Some people are so organized that they always have time to brew up loose leaf tea. And some people are so organized that they always remember to visit their local tea shop or their favorite tea web site before they run out of everything. And people who are that organized don’t need tea bags from the supermarket. But some of us, like me, have moments when we’re too scatterbrained to be fooling with loose tea, and/or too broke to be allowed near a tea shop.
And for people like me, it’s great to know that there’s a drinkable, even refreshing, tea available from any supermarket. The big advantages of mass-market tea bags are the C’s: convenience, consistency, cost. The convenience both of being able to go to your nearest supermarket, and of brewing tea bags, is something that some dedicated tea drinkers overlook; let’s face it, a lot of people will *only* drink tea if it’s convenient, and that’s how we draw more people into the world of tea. As for consistency, big-company teas like this taste reliably the same from batch to batch, box to box, and the company keeps making them – not a limited edition or a hand blend that you may never see again. And of course, cost – more about that below.

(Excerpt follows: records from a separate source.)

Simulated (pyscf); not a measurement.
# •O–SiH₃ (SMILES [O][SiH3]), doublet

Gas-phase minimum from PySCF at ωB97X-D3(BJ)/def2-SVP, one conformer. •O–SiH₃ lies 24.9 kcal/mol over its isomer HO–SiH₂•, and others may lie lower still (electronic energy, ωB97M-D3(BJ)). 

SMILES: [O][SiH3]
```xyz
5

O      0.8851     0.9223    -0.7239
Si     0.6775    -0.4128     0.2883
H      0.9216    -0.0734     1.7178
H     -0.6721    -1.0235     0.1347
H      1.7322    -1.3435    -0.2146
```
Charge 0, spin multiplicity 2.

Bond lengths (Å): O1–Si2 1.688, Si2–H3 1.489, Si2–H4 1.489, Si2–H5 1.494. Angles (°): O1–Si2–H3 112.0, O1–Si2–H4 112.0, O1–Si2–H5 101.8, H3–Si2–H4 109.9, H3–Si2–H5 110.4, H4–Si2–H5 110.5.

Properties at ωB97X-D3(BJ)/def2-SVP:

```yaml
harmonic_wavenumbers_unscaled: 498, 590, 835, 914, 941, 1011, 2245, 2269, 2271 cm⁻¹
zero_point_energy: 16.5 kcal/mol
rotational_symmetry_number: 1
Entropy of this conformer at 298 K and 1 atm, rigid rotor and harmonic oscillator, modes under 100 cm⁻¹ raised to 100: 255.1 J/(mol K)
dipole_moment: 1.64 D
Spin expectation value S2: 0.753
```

Celestial Seasonings has several “Zinger” herbal teas, starting with the original Red Zinger. In all of them, the dominant flavors are hibiscus and rosehips, and I find a trace of citrus flavor in all of them, but this one is more citrus-y that the others. The addition of tangerine to the orange makes for a lighter orange flavor.
Celestial Seasonings describes this tea as:
“There’s no mistaking a Zinger®! In this lively blend, effervescent tangerines, juicy oranges and a whisper of passionfruit flavor mingle with sweet-tart hibiscus – whose deep red color and tangy flavor give Zingers their zing. Possessing delightfully soothing qualities when hot, this tea is especially refreshing served over ice.” — Charlie Baden, Celestial Seasonings Blendmaster Since 1975
About cost – one of the big things about herbal teas is that they can be drunk late at night, since there’s no caffeine – so a person might drink more of this than of “real” tea. Another is that all the Zingers, including this one, taste very good iced, with a little bit of sugar (but not too much) to bring out the fruit flavor, and with less expensive tea, it’s possible to make a couple of quarts at a time without a second thought.
If you are on a diet that calls for 8 cups of water a day, you’ll be pleased to know that caffeine-free unsweetened tea counts as water; I carry this around in my re-usable water bottle to sip when I’m outdoors, when I’m in a warm room, when I’ve been pulling up weeds – so it’s quite possible to go through more than a quart a day! It’s much more interesting than plain water. It also tastes *excellent* mixed half-and-half with orange juice, for a beverage full of vitamin C and some electrolytes, and also tastes good with a splash of carbonated water added – a do-it-yourself tea soda really cuts through the hot weather.
One thing to note is that since these tea bags are not individually wrapped – they’re in a waxed-paper liner in the box – they need to be used up relatively quickly, before the flavoring fades or goes stale. If one is making several quarts at a time to drink like water, of course, that’s not a problem!